The other day the excavators moved back into our local patch of Surrey woodland. Well, I say woodland, but actually these days it's more like a scene from the Battle of the Somme. Where once we had trees, we now have vast tracts of open muddy ground, fought over by squadrons of earth-movers and teams of men armed with chain saws.
When these people first appeared a couple of years back we assumed it was yet more houses, and girded up our nimby loins to protest. But it wasn't that at all.
It turned out that all across Southern England thousands of acres of woodland are being uprooted as part of a commissariat masterplan to recreate Egdon Heath. Something called Tomorrow's Heathland Heritage is costing us £25m plus, and will take at least a decade to complete. It's all in the name of biodiversity, the idea being that we need fewer trees and more Dartford Warblers (pic above), rare bees, rare heathers etc etc.
There are some familiar points to make. First, much of our heathland only disappeared originally because a previous generation of commissars planted socking great forests on it after WW1 (ie the Forestry Commission). With the benefit of hindsight it seems that was a mistake. But of course, this time round the commissars are sure to have got it right. Right?

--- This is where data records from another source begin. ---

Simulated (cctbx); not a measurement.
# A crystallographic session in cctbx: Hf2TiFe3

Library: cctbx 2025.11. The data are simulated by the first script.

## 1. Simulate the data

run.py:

Second, nobody asked me or other local residents what we thought. The website for our local restoration project promises more adders, spider-hunting wasps, and insectivorous sundew plants- the only thing missing is wolves. Is that what locals want? Plus, residents have had to put up with all the noise, mess and general harassment of the work, and are losing their tree privacy screens into the bargain.
Third, why should we pay taxes just so the commissars can have a go at playing God? Who says heathland is better than woodland? Our landscape has constantly changed, and as we understand it, most of Southern England was forested until the arrival of agriculture. Why should the commissars decide heathland is the landscape of choice for us?
But this is part of a much bigger picture.
Last Friday, the BBC Today programme ran yet another of its eco items. One of their scores of eco-reporters was hunkered down on the Dartford marshes with a man from Buglife. He had a four minute slot to push their campaign to save some endangered bug.
Fair play to Buglife. They are a campaigning group, and of course they'd take a free slot like that. But as always, we were left wondering about money: who are Buglife and how do they fund themselves?
Buglife is a registered charity, and their website lists an impressive array of private funders and corporate sponsors. But nestled right in among them we find the 2010 Biodiversity Action Fund, the Environment Agency, the Heritage Lottery Fund, Natural England, and the Scottish Environment Protection Agency. In other words, the taxpayer.
So how much are we taxpayers in for? As always, it's fiendishly difficult to find out. But according to Buglife's latest published accounts, in 2006 they had total funding of £284,218, of which £208,711 was "restricted"- ie "the charity successfully bid for a variety of grants". We're guessing most of that £208K was from us.
But let's not pick on Buglife: they're just one of many NGOs who are getting our money for biodiversity projects.
And the NGOs are just one part of an even bigger picture. According to Annual Biodiversity Indicators In Your Pocket 2007 (ONS), in 2005-06 the government spent no less than £360m on UK biodiversity projects, and a further £25m on global projects. That's well over twice as much as the NGOs raise for themselves.
We have no objection to Buglife. Or their campaigns. Or any of the thousands of similar campaigns that have sprung up around the place. But we do object to being taxed to pay for them.
And we do object to the massive quangocracy that has inevitably sprung up on this patch of reclaimed heathland: the new superquango Natural England spends around £250m pa, including £90m pa on staff (see their first Report and Accounts here).
We have no confidence in the commissars' ability to manage our biodiversity. None whatsoever. After all, they spend most of their time trying to stamp out diversity, and according to the following chart, biodiversity managed pretty well for hundreds of millions of years before anyone even thought of commissars:
And while we'd have much more trust in the bottom-up enthusiasm of voluntary groups, as we've blogged many times (eg here), voluntary groups principally funded by government grant are no more than biodiversified quangos.
So stop taxing us to play God.
And while you're at it, stop bulldozing our woodland without even asking us.